Metropolitan News-Enterprise

 

Tuesday, July 8, 2008

 

Page 1

 

Anti-SLAPP Law Not Applicable to Subpoena Request—C.A.

 

By KENNETH OFGANG, Staff Writer

 

A request for a subpoena cannot be the subject of an anti-SLAPP motion, the Sixth District  Court of Appeal has ruled in an opinion certified yesterday for publication.

The June 10 ruling overturned an order that Mordecai Tendler, a New York rabbi, pay more than $20,000 in attorney fees and costs to the anonymous bloggers whom he accused of defaming him.

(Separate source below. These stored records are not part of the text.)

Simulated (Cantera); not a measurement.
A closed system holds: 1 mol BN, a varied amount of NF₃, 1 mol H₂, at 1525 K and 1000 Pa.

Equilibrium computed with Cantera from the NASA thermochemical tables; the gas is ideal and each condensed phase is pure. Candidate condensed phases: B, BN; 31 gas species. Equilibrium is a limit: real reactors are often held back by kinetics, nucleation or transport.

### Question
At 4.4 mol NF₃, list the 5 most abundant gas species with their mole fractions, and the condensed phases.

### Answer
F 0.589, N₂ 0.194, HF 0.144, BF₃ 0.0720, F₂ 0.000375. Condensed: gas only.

Tendler, a member of a family prominent in Orthodox Jewish circles, has been dogged in recent years by claims he harassed women within his congregation. He was forced from his suburban New York pulpit and expelled from his rabbinical association when the allegations became public more than three years ago.

The Sixth District ruling was one of two pieces of good legal news for Tendler last month. On June 25, New York state’s highest court upheld lower court rulings throwing out a sexual harassment suit by a woman who claims she had a five-year affair with the married father of eight.

The New York courts ruled that anything that transpired between the plaintiff and the rabbi was consensual, and that the suit amounted to an action for seduction, which is specifically precluded by New York law. The woman claimed that because of the rabbi’s special position within their insular community, she had no way to end the affair, even though it was harming her emotionally.

The California ruling stemmed from a lawsuit that the rabbi filed in Ohio, charging that he had been libeled by Doe defendants who had aired the allegations against him on websites such as www.jewishwhistleblower.blogspot.com, www.rabbinicintegrity.blogspot.com, www.newhempsteadnews.blogspot.com, and www.jewishsurvivors.blogspot.com. 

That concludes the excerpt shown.